Significant Growth Opportunities Ahead

Visa has been betting big on crypto in recent years. The company has been pushing for Central Bank Digital Currencies (CBDCs). CBDCs are essentially digital currencies that are backed and controlled by the central bank. While they do not offer some of the privacy features associated with crypto, they still provide all the convenience.

Visa has also been trying to integrate its products with Ethereum and USDC. The company has been working with numerous high-profile partners in the crypto space (including crypto.com). It is still trying to expand its horizons in the digital currency space.

For example, the company is now looking to move into the NFT space, having bought its first NFT earlier in September. The only problem with this approach is that it tends to focus more on current trends that may not have a long-term future. NFTs are highly controversial, and it is possible that they do not end up being as big as some are predicting them to be.

You Need a Visa if You Want to Soar

Most analysts predict the company having a solid few years from here onward. According to consensus estimates, the revenues should increase from a little less than $22 billion in FY20 to over $24 billion in FY21, going all the way to $32 billion by FY23.

The profits, and more importantly, the net margins, should see a similar upward trend. Net profit, at $10.8 billion in FY20, is expected to be over $18 billion by the end of FY23, with the net margin increasing from 49.7% to 55.9%.

However, while Visa is doing exciting things and is expected to grow rapidly, it is also priced like a tech company. Despite the enormous predictions, the company is still trading at 26.3x its FY23 earnings. Because high levels of growth are not guaranteed for the company, this is too high a multiple to justify based on value investing principles. Sadly, there is more bad news.

Curbing Competition

Antitrust lawsuits are becoming more common by the day. The public is pushing for governments worldwide to restrict large corporations’ power over their daily lives. While tech companies with massive user bases are the ones primarily affected, companies like Visa are not exempt either.

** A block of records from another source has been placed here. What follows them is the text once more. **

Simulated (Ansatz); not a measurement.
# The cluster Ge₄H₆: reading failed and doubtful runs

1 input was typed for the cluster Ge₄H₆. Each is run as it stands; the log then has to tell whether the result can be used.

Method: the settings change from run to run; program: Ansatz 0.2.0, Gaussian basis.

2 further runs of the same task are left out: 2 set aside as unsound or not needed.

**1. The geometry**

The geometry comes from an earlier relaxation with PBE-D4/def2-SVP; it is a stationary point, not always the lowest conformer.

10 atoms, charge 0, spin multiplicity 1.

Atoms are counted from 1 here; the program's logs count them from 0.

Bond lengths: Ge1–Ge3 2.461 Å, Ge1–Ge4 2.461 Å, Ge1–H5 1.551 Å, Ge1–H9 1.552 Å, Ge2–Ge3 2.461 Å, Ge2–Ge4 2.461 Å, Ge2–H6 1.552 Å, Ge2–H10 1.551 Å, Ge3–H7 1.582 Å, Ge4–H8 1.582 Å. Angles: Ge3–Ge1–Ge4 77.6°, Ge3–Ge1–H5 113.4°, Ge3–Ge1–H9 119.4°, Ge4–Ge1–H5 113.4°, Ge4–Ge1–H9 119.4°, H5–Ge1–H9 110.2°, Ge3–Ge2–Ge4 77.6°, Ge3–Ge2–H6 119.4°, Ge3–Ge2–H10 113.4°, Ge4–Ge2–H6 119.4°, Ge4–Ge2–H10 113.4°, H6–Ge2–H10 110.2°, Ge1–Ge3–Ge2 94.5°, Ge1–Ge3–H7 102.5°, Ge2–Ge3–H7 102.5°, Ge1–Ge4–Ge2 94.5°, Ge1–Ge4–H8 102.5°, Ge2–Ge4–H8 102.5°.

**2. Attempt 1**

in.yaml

In 2020, the UK Supreme Court ruled that companies such as Visa and Master Card had restricted competition on numerous accounts and specifically curbed competition through the companies’ scheme of rules between 1992 and 2007. This means that Visa could be liable for billions of pounds in fines.

Legislation like this has become very common in recent years. Visa is not alone, as Master Card has also been hit with numerous antitrust fines in recent years. While none of these fines will bankrupt the company, they cast a further shadow over its future prospects. As such, while Visa has a positive outlook, it also seems like it is a bit too overpriced right now.